NVIDIA's RTX 4060 Ti is also affected by this move to address what's seemingly a surplus in inventory (Image Credit: NVIDIA)
Wccftech flagged up a post from the Board Channels over in China which carries the claim that there will be a temporary halt to the supply of the chips for these RTX 4060 models.
The key point here, though - assuming this rumor is correct in the first place, and it may just be hot air - is the word 'temporary,' because this is just an apparent pause in production.
According to the source, supply will be halted for around two weeks, in what is thought to be a simple correction to inventory levels with retailers. In other words, there are too many RTX 4060 cards out there right now, so NVIDIA needs to trim the numbers based on the stock its partners currently have on shelves and in warehouses.
Flagship is a different matter
This is not to be confused with the other recent rumor about NVIDIA's production lines, which is that the RTX 4090 has reached the end of the line (and the RTX 4090D variant of the graphics card for China, too).
In that case, with the RTX 5090 inbound soon enough - possibly arriving at CES 2025, or that's the latest from the grapevine - it makes some sense that NVIDIA would be looking to discontinue the current-gen flagship.

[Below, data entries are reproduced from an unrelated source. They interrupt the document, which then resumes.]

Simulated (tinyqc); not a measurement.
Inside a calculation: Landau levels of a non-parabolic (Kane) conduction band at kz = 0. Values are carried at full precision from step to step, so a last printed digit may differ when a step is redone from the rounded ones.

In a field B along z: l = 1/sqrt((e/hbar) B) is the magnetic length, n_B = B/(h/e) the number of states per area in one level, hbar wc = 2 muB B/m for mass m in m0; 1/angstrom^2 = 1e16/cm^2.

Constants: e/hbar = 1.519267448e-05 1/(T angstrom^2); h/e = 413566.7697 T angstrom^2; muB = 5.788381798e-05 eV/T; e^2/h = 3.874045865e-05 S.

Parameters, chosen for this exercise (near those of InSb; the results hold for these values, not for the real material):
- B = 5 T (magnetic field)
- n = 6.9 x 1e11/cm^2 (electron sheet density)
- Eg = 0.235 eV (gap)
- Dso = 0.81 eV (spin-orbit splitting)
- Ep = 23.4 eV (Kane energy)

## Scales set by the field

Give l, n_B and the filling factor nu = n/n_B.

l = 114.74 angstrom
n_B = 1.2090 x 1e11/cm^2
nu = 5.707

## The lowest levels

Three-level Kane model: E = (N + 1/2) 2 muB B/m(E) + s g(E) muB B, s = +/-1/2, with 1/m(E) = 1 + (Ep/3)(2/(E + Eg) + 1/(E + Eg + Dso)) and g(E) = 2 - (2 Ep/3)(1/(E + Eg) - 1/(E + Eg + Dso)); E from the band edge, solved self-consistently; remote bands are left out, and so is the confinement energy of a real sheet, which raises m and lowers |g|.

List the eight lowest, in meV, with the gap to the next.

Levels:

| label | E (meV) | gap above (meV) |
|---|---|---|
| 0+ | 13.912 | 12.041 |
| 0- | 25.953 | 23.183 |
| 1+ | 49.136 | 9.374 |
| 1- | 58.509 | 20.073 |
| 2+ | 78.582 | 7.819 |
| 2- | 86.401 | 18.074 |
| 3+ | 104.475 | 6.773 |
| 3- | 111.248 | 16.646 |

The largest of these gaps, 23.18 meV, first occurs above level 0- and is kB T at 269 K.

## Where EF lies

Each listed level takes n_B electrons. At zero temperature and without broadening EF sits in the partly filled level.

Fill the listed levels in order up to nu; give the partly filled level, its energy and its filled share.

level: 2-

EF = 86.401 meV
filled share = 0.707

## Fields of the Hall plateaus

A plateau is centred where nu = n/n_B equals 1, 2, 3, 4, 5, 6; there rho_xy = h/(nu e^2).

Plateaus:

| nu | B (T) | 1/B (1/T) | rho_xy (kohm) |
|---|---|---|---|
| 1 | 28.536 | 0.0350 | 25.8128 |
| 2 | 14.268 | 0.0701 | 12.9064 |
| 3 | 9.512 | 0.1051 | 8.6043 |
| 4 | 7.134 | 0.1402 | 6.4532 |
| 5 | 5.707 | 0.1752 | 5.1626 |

Clearly enough, that's not the case with the RTX 4060, as its successor, the RTX 5060, is still doubtless some way off. The two Blackwell GPUs to arrive first will be the RTX 5090 and RTX 5080, or so the rumor mill reckons, and we don't even know when the RTX 5070 might turn up - let alone the RTX 5060.
While NVIDIA's RTX 4060 GPU rather struggled to make a mark when it was first launched, that picture has changed considerably these days, and in fact going by the latest Steam Hardware survey, this graphics card is picking up pace quite dramatically (as is the RTX 4060 Ti, albeit not quite to the same extent).
There are various reasons why the RTX 4060 is gaining ground these days, one of which is that what was a major competitor when the GPU first launched - the RTX 3060 Ti - is no longer on shelves. The RTX 3060 12GB continues to be a presence, but doesn't offer the same kind of challenge as its Ti sibling did - unless you're fixated on VRAM. (And, while the 8GB loadout of the RTX 4060 is disappointing, it's a very narrow view of gaming performance to prefer the RTX 3060 12GB because of that extra video memory, frankly).